Uniformly controlled rotations (also called multiplexed rotations). The decomposition is based on ‘Synthesis of Quantum Logic Circuits’ by V. Shende et al. (https://arxiv.org/pdf/quant-ph/0406176.pdf)

Input: angle_list = list of (real) rotation angles [a_0,…,a_{2^k-1}]

Create a new gate.

Parameters

  • name – The Qobj name of the gate.
  • num_qubits – The number of qubits the gate acts on.
  • params – A list of parameters.
  • label – An optional label for the gate.

Methods

add_decomposition

UCRXGate.add_decomposition(decomposition)

Add a decomposition of the instruction to the SessionEquivalenceLibrary.

assemble

UCRXGate.assemble()

Assemble a QasmQobjInstruction

broadcast_arguments

UCRXGate.broadcast_arguments(qargs, cargs)

Validation and handling of the arguments and its relationship.

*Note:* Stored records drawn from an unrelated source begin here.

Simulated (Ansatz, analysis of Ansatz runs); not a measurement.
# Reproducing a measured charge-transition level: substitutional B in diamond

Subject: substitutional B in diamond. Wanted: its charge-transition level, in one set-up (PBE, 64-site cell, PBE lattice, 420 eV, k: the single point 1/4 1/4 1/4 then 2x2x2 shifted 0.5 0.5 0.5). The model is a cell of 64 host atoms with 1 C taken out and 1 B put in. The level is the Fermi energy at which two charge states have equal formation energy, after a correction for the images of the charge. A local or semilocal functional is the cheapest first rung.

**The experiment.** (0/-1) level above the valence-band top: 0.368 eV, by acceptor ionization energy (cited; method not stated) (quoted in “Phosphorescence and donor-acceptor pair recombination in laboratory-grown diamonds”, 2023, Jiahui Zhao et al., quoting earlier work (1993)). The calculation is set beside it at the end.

For example, cx([q[0],q[1]], q[2]) means cx(q[0], q[2]); cx(q[1], q[2]). This method yields the arguments in the right grouping. In the given example:

in: [[q[0],q[1]], q[2]],[]
outs: [q[0], q[2]], []
      [q[1], q[2]], []

The general broadcasting rules are:

  • If len(qargs) == 1:

    [q[0], q[1]] -> [q[0]],[q[1]]
  • If len(qargs) == 2:

    [[q[0], q[1]], [r[0], r[1]]] -> [q[0], r[0]], [q[1], r[1]]
    [[q[0]], [r[0], r[1]]]       -> [q[0], r[0]], [q[0], r[1]]
    [[q[0], q[1]], [r[0]]]       -> [q[0], r[0]], [q[1], r[0]]
  • If len(qargs) >= 3:

    [q[0], q[1]], [r[0], r[1]],  ...] -> [q[0], r[0], ...], [q[1], r[1], ...]

Parameters

  • qargs (List) – List of quantum bit arguments.
  • cargs (List) – List of classical bit arguments.

Return type

Tuple[List, List]

Returns

A tuple with single arguments.

Raises

CircuitError – If the input is not valid. For example, the number of arguments does not match the gate expectation.

c_if

UCRXGate.c_if(classical, val)

Set a classical equality condition on this instruction between the register or cbit classical and value val.

Note

This is a setter method, not an additive one. Calling this multiple times will silently override any previously set condition; it does not stack.

control

UCRXGate.control(num_ctrl_qubits=1, label=None, ctrl_state=None)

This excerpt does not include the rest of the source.